Co-presented by The Galleries at the John L. Warfield Center for African and African-American Studies
Free for students and Contemporary Austin Members; otherwise free with museum admission
Event will be held on the outdoors roof deck at the Jones Center on Congress Avenue
Join us on the rooftop for a conversation between artist Wangechi Mutu; Heather Pesanti, Senior Curator at The Contemporary Austin; and Kanitra Fletcher, Curatorial Assistant for Modern and Contemporary Art at the Museum of Fine Arts, Houston, where Mutu’s art is also on view.
Hear from Mutu about recent developments in her artistic materials, processes, and inspirations, and her ongoing interests in representations of the black female body and labor. The panel will consider Mutu’s work within the context of the artist’s trajectory and recent art histories.
About the Panelists
Learn more about artist Wangechi Mutu and her exhibition at The Contemporary Austin here.

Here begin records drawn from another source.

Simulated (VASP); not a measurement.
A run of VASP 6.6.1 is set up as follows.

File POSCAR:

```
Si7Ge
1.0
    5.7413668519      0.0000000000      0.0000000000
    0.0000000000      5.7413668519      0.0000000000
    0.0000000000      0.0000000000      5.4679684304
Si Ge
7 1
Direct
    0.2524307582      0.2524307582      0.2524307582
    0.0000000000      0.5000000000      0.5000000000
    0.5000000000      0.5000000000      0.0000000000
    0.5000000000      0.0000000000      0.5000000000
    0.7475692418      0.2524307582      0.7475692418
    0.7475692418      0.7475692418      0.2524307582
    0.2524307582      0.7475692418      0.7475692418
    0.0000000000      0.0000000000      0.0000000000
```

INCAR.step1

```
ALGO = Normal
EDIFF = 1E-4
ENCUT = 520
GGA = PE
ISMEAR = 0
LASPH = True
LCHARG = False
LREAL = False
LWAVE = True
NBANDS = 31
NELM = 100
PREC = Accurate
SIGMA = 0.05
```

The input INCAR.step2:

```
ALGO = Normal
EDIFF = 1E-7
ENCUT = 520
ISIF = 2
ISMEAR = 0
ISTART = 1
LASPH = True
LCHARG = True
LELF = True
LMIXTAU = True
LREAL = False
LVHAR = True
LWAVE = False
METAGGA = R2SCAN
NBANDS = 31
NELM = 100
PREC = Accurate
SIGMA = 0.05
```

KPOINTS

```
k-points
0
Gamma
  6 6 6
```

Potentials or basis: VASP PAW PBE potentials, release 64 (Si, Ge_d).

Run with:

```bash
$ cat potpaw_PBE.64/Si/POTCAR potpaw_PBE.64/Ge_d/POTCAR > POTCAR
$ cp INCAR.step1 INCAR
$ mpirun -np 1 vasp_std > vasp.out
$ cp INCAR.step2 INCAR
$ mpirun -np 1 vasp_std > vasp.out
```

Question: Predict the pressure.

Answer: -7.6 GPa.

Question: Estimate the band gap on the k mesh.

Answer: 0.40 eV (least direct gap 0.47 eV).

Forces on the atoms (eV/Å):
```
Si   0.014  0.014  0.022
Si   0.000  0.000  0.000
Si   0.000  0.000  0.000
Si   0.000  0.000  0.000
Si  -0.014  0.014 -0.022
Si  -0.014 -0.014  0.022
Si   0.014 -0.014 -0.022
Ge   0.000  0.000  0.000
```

Kanitra Fletcher is curatorial assistant in the Department of Modern & Contemporary Art at the Museum of Fine Arts, Houston, where Wangechi Mutu’s A Trinity is on view in the On Common Ground exhibition until February 4, 2018. Fletcher also is curator of video art for Landmarks, the public art program of The University of Texas at Austin, and a doctoral candidate at Cornell University, researching aesthetics and avant-gardism in black American modern art.
As Senior Curator of The Contemporary Austin, Heather Pesanti has organized monographic exhibitions of the artists Marianne Vitale, Robert Therrien, and Monika Sosnowska, including current projects by John Bock and Wangechi Mutu. In 2015, she organized the museum’s largest exhibition to date, Strange Pilgrims, a fourteen-artist, thematic exhibition on experiential art that engaged three venues. In 2014, Pesanti was paired with the artist and critic Robert Storr as joint visiting critics in the Viewpoint speaker series at The University of Texas at Austin. Prior to Austin, Pesanti was Curator at the Albright-Knox Art Gallery in Buffalo, New York, for five years.